Farmer Response Charts v1.2.11 > v1.3.1

Fuzeguy · March 28, 2022, 2:36pm

Farmer: I5-11400, 500GB Samsung 860 Evo SATA ssd, 64GB DDR4 memory.

I did debug.log file analysis to highlight response time improvements between v1.2.11 > v1.3.1 (including db upgrade). These graphs cover some 44,331 discrete response log entries. Being a visual person, I appreciate and internalize seeing changes with graphs rather than just looking at raw numbers.

As an aside, has anyone else noted that the default debug.log file has grown from its maximum of 20,481 KB to 51,201 KB, before it is retired and a new file is created?

First up, I captured the overall improvement in farmer response. The step down is where I upgraded from 1.2.11 to 1.3.1 and the db. The decrease was immediate, and significant.

Second, to see discrete time improvements, I did a graph of response distribution before and after upgrade. Minimum times decreased greatly from .2s-.3s to .0s-.1s! … Even more significant, whereas ~35% of times were between .3s-.4s, now ~30% have shifted to between .2s-.3s.

Third, I wondered how the number of plots passing the filter (at the same time) affected response, if at all. This graph shows that there is only a minor increase in times vs. number of plots passing the filter.

Everyone’s timings will vary depending on their setup, but this upgrade should make overall improvements to all. My ‘always’ goal was to have farmer response under one second. Anyone on the fence about the upgrade, should consider these improvements and do the upgrade as soon a possible. Kudos to the Chia dev team!

KryptoMine · March 28, 2022, 5:23pm

looks good to see improvements. Then again, its not like you had response times which are in a critical zone.

I wonder, if raspy farms are able to keep up again with the performance improvements.

Fuzeguy · March 28, 2022, 6:24pm

Perhaps someone with a Pi can do something similar to show how (if) their responses have changed? improved? I would guess they had, as the overall db performance has improved. That should apply to all.

rfc2324 · March 28, 2022, 9:05pm

Another observation is the more RAM you have available, the more will be used by OS page cache, and it will improve lookup times (Windows 10).

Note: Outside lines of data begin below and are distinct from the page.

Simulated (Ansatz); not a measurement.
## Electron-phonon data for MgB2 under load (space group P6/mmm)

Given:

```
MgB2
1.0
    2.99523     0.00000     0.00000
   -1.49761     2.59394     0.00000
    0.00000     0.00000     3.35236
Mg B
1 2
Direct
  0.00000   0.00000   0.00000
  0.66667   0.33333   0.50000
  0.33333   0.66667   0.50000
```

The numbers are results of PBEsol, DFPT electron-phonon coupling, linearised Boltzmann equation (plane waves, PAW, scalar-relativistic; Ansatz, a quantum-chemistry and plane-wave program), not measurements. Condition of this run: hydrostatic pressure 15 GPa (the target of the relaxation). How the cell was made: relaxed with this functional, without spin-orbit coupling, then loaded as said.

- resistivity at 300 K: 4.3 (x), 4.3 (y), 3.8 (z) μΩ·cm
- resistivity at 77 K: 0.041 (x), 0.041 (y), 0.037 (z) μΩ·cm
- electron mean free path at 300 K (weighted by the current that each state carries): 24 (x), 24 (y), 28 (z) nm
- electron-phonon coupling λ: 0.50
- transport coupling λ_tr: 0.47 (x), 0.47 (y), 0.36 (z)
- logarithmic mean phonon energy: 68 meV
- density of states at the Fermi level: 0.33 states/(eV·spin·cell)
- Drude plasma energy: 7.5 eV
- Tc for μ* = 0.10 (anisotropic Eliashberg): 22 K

I tried TrueNAS briefly and while ZFS theoretically has a better caching algorithm and more configuration options, the storage overhead of ~5% was a deal-breaker for me.

Jacek · March 28, 2022, 9:26pm

The improvements needed for all (not just RPis) are around start_full_node process dispatching part. I am finishing a full sync of v2 db from scratch, and I cannot say that I see any improvements comparing to v1 sync (either on v1.2.11 or v1.3.1 - same thing). As before, start_full_node chokes a single core it sits on, and all other block crunching cores are basically starving (i9-10900 - 10 phys cores). Disk (WD Black SN750 - 3,430 MBps) is running at 10-20% write load, although only at ~100MBps due to small write chunks (read is mostly zero; so, it has plenty of headroom). The network part averages around 2 Mbps (say you have 80 peers, but only 40 are fully sync (on this box, all but two are fully synced), you should be able to easily pull 40 Mbps).

The problem is not really RPis, but rather bad start_full_node code that cannot scale with the CPU, and bad code that doesn’t adjust network side depending on the load / connected nodes to not let full node be saturated with garbage requests during dust storms. Sure, there are some RPi installations that still run from SD cards, and there is no excuse for that. However, the low performing boxes is just a boogeyman used to deflect from the real issue.